If the experts cannot predict the markets, you can’t either

Were you able to predict the global bear market that sucked trillions of dollars out of investors’ pockets in late 2008? In retrospect, it looks like it should have been easy to predict—after all, the subprime mortgage crisis had gone on for a year before stocks started crashing in October 2008. It seems obvious that the economy was collapsing and that stocks were going to head down sharply.

Unfortunately, that is our hindsight bias talking. The past always looks inevitable and predictable, because we now know what happened. But even the experts have a tough time predicting the markets. In fact, they usually make more wrong predictions than right, and these are the people who have more information at their fingertips and more experience than most investors.

Consider what the experts said at the beginning of 2008, when the storm clouds were already gathering. Global strategists for Citigroup in late December 2007 issued a report that said the bull market was not dead. While “undoubtedly mature and subject to increasing volatility, the current bull market is not yet over.” Market analyst Jeffrey Kleintop of LPL Financial in Boston told his clients the market would have a “fourth quarter breakout to the upside as the uncertainty fades and the U.S.economy avoids a recession.” The Wall Street Journal told readers on Jan. 2, 2008 that “European shares are likely to rise this year for one reason: They are cheap.”
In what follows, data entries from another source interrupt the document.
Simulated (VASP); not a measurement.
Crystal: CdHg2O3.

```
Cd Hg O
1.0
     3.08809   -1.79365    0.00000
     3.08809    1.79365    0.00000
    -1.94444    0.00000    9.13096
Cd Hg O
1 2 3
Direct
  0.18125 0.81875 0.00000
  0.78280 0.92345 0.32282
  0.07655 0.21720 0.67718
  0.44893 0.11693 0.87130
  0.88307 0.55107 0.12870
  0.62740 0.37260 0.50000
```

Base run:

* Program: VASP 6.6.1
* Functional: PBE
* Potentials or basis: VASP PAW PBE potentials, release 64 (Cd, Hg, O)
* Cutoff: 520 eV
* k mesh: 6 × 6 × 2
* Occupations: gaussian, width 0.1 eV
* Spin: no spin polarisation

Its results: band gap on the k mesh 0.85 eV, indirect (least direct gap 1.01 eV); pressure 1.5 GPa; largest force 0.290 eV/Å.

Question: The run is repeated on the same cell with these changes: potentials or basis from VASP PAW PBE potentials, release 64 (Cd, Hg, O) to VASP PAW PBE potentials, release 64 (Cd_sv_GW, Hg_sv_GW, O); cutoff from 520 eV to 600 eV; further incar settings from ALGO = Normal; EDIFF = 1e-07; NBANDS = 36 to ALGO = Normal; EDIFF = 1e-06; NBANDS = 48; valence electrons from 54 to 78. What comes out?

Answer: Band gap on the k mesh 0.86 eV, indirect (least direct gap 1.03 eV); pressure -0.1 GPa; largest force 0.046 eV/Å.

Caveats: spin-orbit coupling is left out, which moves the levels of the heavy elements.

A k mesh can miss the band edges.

Even at the end of the third quarter, just before the crash came, the forecasts were muddy. The Hulbert Financial Digest, which rates the performance of investment newsletters, found that the 10 best performing newsletters were far more bullish than the 10 worst newsletters. Although the 10 best newsletters had demonstrated the most skill in allocating assets over the previous 15 years, that wasn’t enough for them to foresee the bear market.

Apply this forecasting lesson to your own view of the markets going forward. It might be helpful to write your predictions down and look at them in a year.